Several weeks ago, Oliver Anthony, another young musician with complex life experiences, talent, and a story to tell, burst onto the music scene with his ballad “Rich Men North of Richmond.”

It was a story—because that is what good songs are, good storytelling—that touched a lot of people for a number of wildly different reasons. It was in the pain for some; for others, it was in the feeling of abandonment from those in power; but for the most part, it was in the daily struggles of making ends meet and never finding a way to move up and out:

I’ve been sellin’ my soul, workin’ all day

Overtime hours for bulls— pay

So I can sit out here and waste my life away

Drag back home and drown my troubles away.

It’s a damn shame what the world’s gotten to

For people like me and people like you.

Wish I could just wake up and it not be true.

But it is, oh, it is.

It was also in his gutting delivery.

The ballad caught on like wildfire—and like clockwork and the parasite that politics is, the political world tried to co-opt him and his song. The Right began saying he is one of them, and the Left and the media are saying, of course, he is, and then call it racist.

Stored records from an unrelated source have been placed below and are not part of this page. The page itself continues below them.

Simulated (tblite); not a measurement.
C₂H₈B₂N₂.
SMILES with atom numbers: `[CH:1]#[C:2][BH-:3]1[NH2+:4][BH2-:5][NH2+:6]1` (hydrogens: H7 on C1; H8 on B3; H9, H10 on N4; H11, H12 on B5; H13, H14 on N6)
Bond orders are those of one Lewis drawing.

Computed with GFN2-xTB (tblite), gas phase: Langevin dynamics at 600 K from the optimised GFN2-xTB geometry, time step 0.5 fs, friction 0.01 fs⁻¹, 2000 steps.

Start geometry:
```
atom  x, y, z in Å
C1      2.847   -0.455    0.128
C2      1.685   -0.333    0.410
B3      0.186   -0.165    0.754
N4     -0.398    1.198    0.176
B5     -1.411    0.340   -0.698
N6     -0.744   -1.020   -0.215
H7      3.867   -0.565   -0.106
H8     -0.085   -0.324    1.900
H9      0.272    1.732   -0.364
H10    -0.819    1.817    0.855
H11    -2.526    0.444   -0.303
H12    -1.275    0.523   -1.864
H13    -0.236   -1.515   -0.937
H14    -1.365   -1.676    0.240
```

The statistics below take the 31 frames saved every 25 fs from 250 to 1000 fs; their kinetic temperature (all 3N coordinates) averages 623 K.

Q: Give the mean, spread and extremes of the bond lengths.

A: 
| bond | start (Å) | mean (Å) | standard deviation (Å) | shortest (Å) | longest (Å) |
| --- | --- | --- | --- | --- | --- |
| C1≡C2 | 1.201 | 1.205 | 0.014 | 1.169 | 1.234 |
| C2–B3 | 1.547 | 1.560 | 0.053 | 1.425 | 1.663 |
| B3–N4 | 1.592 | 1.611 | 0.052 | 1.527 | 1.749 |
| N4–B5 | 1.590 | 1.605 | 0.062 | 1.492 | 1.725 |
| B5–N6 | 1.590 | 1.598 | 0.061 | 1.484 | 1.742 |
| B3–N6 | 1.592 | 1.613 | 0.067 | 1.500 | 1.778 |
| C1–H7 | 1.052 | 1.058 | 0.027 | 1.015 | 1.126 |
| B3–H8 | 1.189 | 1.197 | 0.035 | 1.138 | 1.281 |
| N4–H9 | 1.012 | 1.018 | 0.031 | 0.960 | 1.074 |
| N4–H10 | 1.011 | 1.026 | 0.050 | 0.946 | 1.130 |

If you were a person who has lived the pain Anthony wrote about in “Rich Men North of Richmond,” you knew immediately it was never about the Right or the Left. People like Anthony and the thousands of people I have listened to and written about throughout my career don’t think that way. They never did. They don’t view the world through a Left/Right prism. Instead, oftentimes, it is viewed from the outside looking in.

That’s the point of Anthony’s song: The cultural curators who hold all of the power living in those six richest ZIP codes that surround Washington, D.C., actually know no one like you, nor do they understand the lives you lead.

Anthony let them know in no uncertain terms in his own way. Then last Friday, he dropped a video addressing the political firestorm he’s stirred up. Sitting in the rain in his truck, Anthony said in no uncertain terms he doesn’t align with either side or the way both sides are using his song as either a political anthem or a weapon for their team.

Dane Strother, a Democratic media consultant who does work in both Washington, D.C., and California, said that while the far Right was too quick to claim the song, the far Left was too quick to condemn it. More importantly, though, he said if you understand the human condition and people as a whole, neither party should have tried to make it a political sideshow.

Strother said Anthony’s willingness to speak up and not let anyone define the song took guts: “That is what we lack in this country, someone willing to speak in anger at both sides, if necessary. I applaud this guy for stepping forward and saying, ‘You’re all wrong.’ That took some courage.”

Strother said he personally might not agree with all of Anthony’s lyrics, but “what I do know is that he is speaking for a lot of people.”

Strother explains that folk singers like Prine back in the day didn’t have MSNBC and Fox or silos on the internet where we feed each other our beliefs.

“And thank goodness for that. No one had to say what their politics were because often they were apolitical; they just felt something and they wrote and sang about it.”

Paul Sracic, a political science professor at Youngstown State University who is an expert in American populism, wasn’t surprised either about Anthony not cleaving to either party.

“We put these sort of templates on people,” Sracic said. “He’s got the Southern accent, so, we think, oh, Southern conservative. But the reality is, most people don’t spend their life in politics. This is not their lifeblood.”

Most people are also not “very online” and living their lives out on social media, “They’re just trying to live their best life. And they don’t see the United States being on the right track. They don’t see things going the way they should go,” he said.

All you have to do is listen to Anthony’s lyrics to understand that; it is pretty scattered and all over the place, the way most people think when they try to describe both political parties.

Sracic said the song is at its core about disconnection, “It’s the two Americas, whether John Edwards talks about it or JD Vance talks about it, and it’s not political,” he explained.

Sracic said when Vance talked about the people in his book “Hillbilly Elegy,” they weren’t necessarily Republicans.

“They saw something was wrong and they weren’t political at all,” he said. “They weren’t tied to it. So, we want to put our template on everybody, but that template, I think, doesn’t really fit. People are just trying to figure out how to fix what’s wrong. And they’re screaming out that something’s wrong.”

And that is what “Rich Men North of Richmond” was all about.